I ran my first marathon to give me something to do. I needed something in my life that I could control, and running gave me that. The idea of running for 26.2 miles seemed a bit crazy, but by slowly building my miles each week, I was able to achieve my goal. Crossing the finish line was a major accomplishment. Who cares if I had run slower than Oprah…
Actually, I did care. I signed up for my second marathon, nearly three years later, with a goal beyond “just finishing.” I had a time goal. I wanted to break 4 hours. So I trained more. I ran longer and faster. I took out the walk breaks and put in some tempo runs. Confident that I would be able to maintain the required 9:00 pace, I headed to Portland. I toed the line with a cocky swagger. Look out Oprah, here I come.
The race started pretty much as expected. I went out too fast, but reigned myself in. I settled in just behind the 3:45 pace group. I figured if I kept them in sight, I’d be just fine. At the first aid station, I tried the energy gel supplied by the race, and found it didn’t set well with my stomach. No worries, I thought, I’ll just drink the sports drink instead of water, and I’ll be fine. I practically had 4 hours in the bag.

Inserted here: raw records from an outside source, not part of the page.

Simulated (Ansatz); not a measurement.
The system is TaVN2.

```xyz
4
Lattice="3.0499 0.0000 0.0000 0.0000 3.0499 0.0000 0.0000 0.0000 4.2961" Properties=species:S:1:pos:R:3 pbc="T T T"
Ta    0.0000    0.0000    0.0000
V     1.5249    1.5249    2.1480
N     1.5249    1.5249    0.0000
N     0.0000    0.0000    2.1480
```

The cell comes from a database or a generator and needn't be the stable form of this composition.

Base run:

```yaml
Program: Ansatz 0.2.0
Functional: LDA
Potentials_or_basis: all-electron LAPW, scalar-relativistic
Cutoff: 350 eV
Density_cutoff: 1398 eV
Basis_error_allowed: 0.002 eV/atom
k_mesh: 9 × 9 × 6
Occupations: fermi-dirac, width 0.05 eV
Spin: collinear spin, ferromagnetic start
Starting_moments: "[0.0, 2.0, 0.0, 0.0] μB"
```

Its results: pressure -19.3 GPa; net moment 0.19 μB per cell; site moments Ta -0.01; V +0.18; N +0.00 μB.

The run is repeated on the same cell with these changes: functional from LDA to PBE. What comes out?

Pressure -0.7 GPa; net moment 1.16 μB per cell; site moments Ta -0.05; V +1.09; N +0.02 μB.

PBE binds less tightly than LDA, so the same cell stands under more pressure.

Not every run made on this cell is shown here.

Anyone that has run Portland knows that the real halfway point is the St. John’s Bridge. Coming between mile 17 and 18, it marks not only the highest point, but is also where you head back towards the finish line in downtown. If you can make it across the bridge, then it is all downhill from there, both figuratively and literally. That’s where I started to fall apart.
I lost sight of the 3:45 pace group. They went across the bridge without me. As I wound through the neighborhoods on Portland’s east bluff, I glanced behind me and saw a horrible sight. The 4:00 pace group was gaining on me. I started feeling weak, but told myself to keep pushing the pace. If I could just stay ahead of the pace group, I’d be fine.
They caught me around mile 22. The psychological impact was devastating. I gave it my all to just hang on, but the fuel tank was empty. I watched my goal pass me by and was crushed. The next few miles were awful. Completely drained, I somehow managed to combine walking with a slow shuffle as I crept toward the finish.
My family was near the finish line to cheer me on. I barely acknowledged them. In fact my wife didn’t even recognize me at first. Their support was just enough to keep me going, but there was nothing that could increase my pace. Like a zombie I lumbered onward.
Approaching the finish line, I was vaguely aware of the numbers on the giant clock. “Clock….Time…Wasn’t there something important about that?” my dazed mind wondered? My goal! Instantly my eyes focused on the clock. The time read 4 hours and 1 minute. I missed my goal by 1 agonizing minute!
In the days and weeks that passed, I tried to console myself. Completing a marathon itself is an amazing accomplishment. I would of finished faster if I hadn’t started so fast. I could of made it if I had brought my own gels. I had even beat Oprah. But I knew the truth. Only one thing was going to satisfy me. I was going to have to run another marathon.